Here’s one java interview question which seemes to come up a lot – when would you use an ArrayList, and when would you use a LinkedList?
Well, there are various reasons to prefer each, but one thing which probably wouldn’t leap to mind initially is memory efficiency. If you do consider memory efficiency, it might first seem that ArrayList should be more efficient – in a LinkedList, each node has to retain a pointer to the next (and previous) nodes, and this is not required when you store the data in an array.
However, things re not so simple. Firstly, there are tradeoffs made by the ArrayList implementation which tend to mean that the internal array is larger than it actually needs to be to hold the number of objects required by list.size(). If this wasn’t the case, a new larger internal array would have to be created whenever you add an item to the list, which is a very expensive operation if performed frequently. So the tradeoff is to initialize the internal array with extra empty elements. Only when these empty indexes are filled will the internal array be resized. When this occurs, the new size is generally calculated using the following formula – (oldCapacity * 3)/2 + 1 – which will most likely mean that once more there are a significant number of unused indexes. So all your ArrayList instances are probably holding on to a lot of wasted memory taken up by their sparsely populated internal arrays.
This might not seem all that significant at first glance, and it seems as if the effect of the empty indexes would be outweighed by the extra node references in a LinkedList. But there are some other more surprising drawbacks with an ArrayList:
Firstly, an ArrayList is generally created with an initial internal array length of 10. (You can change this by passing an alternative length into the constructor – but few people generally bother). Lets say in a hypothetical system, you have many lists which are empty, or have very small size. Perhaps, for example, your system has lots of observable classes (bean classes for instance), and each bean stores listener references in an ArrayList. Let’s imagine your system has ten thousand bean instances, and most beans have no listeners. Even with no listeners the ten thousand ArrayList instances would still have 100,000 empty references from their internal arrays. This is starting to look like a significant waste of memory. It’s certainly worth considering initializing your ArrayLists with a default capacity of zero.

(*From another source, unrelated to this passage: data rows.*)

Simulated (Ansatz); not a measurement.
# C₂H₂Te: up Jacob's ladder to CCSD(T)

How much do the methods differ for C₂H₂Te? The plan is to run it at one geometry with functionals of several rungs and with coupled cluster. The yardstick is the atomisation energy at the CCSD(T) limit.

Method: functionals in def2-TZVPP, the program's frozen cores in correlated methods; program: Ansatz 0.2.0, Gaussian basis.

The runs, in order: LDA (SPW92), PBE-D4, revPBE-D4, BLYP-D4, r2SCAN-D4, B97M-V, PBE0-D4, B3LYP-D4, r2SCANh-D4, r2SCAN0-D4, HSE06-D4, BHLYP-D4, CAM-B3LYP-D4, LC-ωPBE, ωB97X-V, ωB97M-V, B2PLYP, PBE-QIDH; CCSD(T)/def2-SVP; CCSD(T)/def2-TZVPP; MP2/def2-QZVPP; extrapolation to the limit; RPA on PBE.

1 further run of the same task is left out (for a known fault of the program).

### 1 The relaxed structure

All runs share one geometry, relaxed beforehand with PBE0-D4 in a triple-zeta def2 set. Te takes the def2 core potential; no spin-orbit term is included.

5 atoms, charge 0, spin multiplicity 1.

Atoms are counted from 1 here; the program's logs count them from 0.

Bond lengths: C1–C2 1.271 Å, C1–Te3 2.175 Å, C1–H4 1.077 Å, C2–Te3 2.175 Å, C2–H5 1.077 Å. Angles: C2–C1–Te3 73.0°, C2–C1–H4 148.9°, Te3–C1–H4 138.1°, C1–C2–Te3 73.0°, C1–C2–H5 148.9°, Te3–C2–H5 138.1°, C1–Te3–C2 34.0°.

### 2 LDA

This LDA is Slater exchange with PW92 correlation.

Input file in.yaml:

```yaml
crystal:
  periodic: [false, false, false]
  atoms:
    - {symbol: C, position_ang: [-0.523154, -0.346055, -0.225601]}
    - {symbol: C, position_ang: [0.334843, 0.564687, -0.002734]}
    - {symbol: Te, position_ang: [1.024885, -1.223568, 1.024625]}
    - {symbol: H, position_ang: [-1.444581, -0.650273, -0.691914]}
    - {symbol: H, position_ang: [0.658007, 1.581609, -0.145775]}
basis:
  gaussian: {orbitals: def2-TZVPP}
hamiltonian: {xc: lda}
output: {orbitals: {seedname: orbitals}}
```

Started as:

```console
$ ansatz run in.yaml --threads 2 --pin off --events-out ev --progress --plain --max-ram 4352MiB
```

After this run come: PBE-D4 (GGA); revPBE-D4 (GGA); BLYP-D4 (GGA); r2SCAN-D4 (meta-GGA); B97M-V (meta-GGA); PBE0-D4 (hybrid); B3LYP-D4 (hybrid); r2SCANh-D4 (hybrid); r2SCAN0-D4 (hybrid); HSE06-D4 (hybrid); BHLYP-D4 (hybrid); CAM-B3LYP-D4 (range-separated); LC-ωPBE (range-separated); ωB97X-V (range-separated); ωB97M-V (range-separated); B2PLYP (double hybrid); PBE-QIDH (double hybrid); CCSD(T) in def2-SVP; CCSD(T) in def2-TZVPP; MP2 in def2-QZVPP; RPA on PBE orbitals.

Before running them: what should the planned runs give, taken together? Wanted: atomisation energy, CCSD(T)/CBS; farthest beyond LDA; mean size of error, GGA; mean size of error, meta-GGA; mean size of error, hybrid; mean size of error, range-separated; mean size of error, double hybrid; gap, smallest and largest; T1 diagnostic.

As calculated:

But there is an even more significant drawback. That is, the internal array of an ArrayList never shrinks, unless you specifically request this to happen by calling the trimToSize() method. Perhaps surprisingly, this does not happen automatically if you call ArrayList clear(). This means that whenever you add a large number of items to an ArrayList, you may be losing memory forever – even if you subsequently remove the items again or clear the list. Unless you remember to call trimToSize() or the list itself becomes free for garbage collection, the empty references in the internal array will be retained for the life of the app. And how often have you seen trimToSize() called in java applications?
This is not a purely academic problem. An application I have been working on recently used ArrayList as a mechanism to buffer incoming messages for future processing. In general, a large burst of 100,000 messages was received on startup, after which the rate slowed to tens or hundreds. The initial messages would cause the ArrayList’s internal array to be sized to over 100,000 elements. Unfortunately, although this amount of buffering would never again be required, these 100,000 references effectively became leaked memory, since although ArrayList clear() was called when processing the messages, trimToSize() was never invoked. There was a separate buffer of this type for each message type, which cost several megabytes in lost memory overall. Using a LinkedList would not have caused this problem, since there is no internal array in a LinkedList implementation which can leak references.
This problem with sparse arrays is not limited to ArrayList. It is the case for Maps too, and even more worryingly so, since in many Map implementations there is not even a method to call to shrink the internal array. HashMap, for example, contains an array internally, sized to a power of two, which is expanded as required as the map grows. The internal array never shrinks if you remove items or clear the map. There is no trimToSize() method. The only way you can get around this, and free up the memory held by the map’s internal array, is to create a new Map instance (passing in any current mappings which are still required) and throw the old Map instance away. This is the approach I took with a recent performance enhancement to an application which uses IdentityHashMap heavily – and this resulted in a decrease in memory usage of over 10%, or 50MB in a 500MB application. This is a huge impact for a problem which I was largely unaware of, and has gone pretty much under the radar until now.
I think if there is one thing which could be changed in the jdk to improve this, it would be for the clear methods of collections to shrink the internal arrays back to their initial size by default.